If you’ve found yourself overwhelmed with debt and aren’t sure where to turn, you may want to consider debt consolidation. Although not right for everyone, debt consolidation could help lower interest rates and reorganize debt so you can finally pay off the money you owe. Read on to find out if this option makes sense for your financial situation.
Why Debt Consolidation?
Debt consolidation refers to when someone takes out a new loan to pay off smaller debts. People who use debt consolidation do so for several reasons:
• To reduce monthly payments: Debt consolidation helps to simplify finances. Rather than paying monthly to different creditors, borrowers owe one payment each month to a single lender.

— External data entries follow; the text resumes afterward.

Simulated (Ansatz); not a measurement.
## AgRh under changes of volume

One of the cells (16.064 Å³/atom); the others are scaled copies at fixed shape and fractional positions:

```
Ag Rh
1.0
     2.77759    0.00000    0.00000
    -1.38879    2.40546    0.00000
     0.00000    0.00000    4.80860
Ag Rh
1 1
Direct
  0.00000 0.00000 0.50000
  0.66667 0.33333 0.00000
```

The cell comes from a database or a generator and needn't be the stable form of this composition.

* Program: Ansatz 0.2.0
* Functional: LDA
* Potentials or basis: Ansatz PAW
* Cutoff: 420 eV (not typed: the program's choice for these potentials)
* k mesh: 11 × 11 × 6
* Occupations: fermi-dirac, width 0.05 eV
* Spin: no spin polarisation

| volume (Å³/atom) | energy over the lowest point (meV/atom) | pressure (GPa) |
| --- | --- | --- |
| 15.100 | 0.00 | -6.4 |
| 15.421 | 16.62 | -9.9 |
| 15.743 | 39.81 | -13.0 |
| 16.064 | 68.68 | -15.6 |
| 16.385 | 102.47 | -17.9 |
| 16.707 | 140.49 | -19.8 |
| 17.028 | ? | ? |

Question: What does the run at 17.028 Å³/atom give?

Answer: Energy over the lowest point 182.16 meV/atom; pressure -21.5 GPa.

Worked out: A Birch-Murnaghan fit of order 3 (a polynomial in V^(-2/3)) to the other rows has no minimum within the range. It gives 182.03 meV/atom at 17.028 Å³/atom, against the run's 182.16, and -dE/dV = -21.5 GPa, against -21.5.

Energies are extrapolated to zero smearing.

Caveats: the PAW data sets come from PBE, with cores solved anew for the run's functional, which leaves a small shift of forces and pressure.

• To save money by reducing interest rates: In some cases, debt consolidation can help to reduce interest rates, especially if you have good enough credit or collateral.
• To help stay organized: Reducing monthly payments to one makes it easier to remember to make payments on time.
• To pay debt faster: By lowering interest rates and reducing monthly payments, borrowers may find it easier to finally pay off debt.
When Is Debt Consolidation a Good Idea for You?
For some, debt consolidation offers an effective resolution for paying off money owed, that is, for those who plan to make payments on time, have good enough credit, and don’t take on any more debt. Some may turn to debt consolidation and find themselves even deeper in debt after making more bad financial choices. Therefore, debt consolidation makes sense for someone who intends to make payments on time and plans to stay debt free.
If the following applies to you then debt consolidation could improve your financial situation and get you on the way to becoming debt free:
• You have a good enough credit score: Many lenders will determine a loan’s interest rate for debt consolidation based on your credit score. If you have strong enough credit, you could qualify for lower rates through debt consolidation and save money on payments.
• You have collateral: If you own a home, property, or a newer vehicle, you can use this as collateral on your loan toward debt consolidation. This will make you less of a risk for lenders and qualify you for better rates on the loan.
• You are serious about paying off debt: Many make the mistake of consolidating their debt, but continue with the same financial habits. Over several years, they find themselves further in debt owing money to multiple creditors again. This defeats the purpose of consolidating debt in the first place. Debt consolidation is really meant for those who are serious about paying off the money they owe and staying out of debt.
• You have multiple high-interest credit cards and loans: Paying high-interest rates can cost a lot of money. Consolidating debt and obtaining a lower interest rate will save money and make it easier to pay off debt faster.
• You find a good rate on a loan for debt consolidation: At the end of the day, consolidating debt is really about saving money and setting yourself up for success in paying off debt. You could benefit from debt consolidation by finding a loan with better terms and a lower interest rate than your existing debts.
If you meet one or all of these criteria then you might benefit from debt consolidation. If you have any questions, reach out to a financial advisor or debt counselor to help decide the next steps towards becoming debt free.
How To Get the Best Rates on Debt Consolidation
If you qualify, you can get lower interest rates on your loan to consolidate debt. Lenders determine interest rates based on two factors: credit score and collateral.
• Credit score: Credit score represents the statistical likelihood that a borrower will repay a debt. If you have a good credit score, you may be able to qualify for an unsecured loan (no collateral required). Typically, the higher the credit score, the lower the interest rates on the loan.
• Collateral: Collateral refers to an asset that the borrower can pledge as a guarantee or loan security in case they cannot repay the loan. If the borrower defaults on the loan, the lender can take that asset and sell it for cash. This can include real estate or a newer vehicle. Usually, the higher the worth of the collateral, the lower the interest rates.
Where Can I Find the Best Debt Consolidation Rates?
Online debt consolidation services make it easy to shop around and compare offers from different lenders. Traditionally, banks and credit unions tend to offer lower interest rates. Other financial institutions may deal with higher risk loans and, therefore, charge higher interest rates.
Make sure that whichever loan you choose, you end up with a lower interest rate and better repayment terms than your existing loans.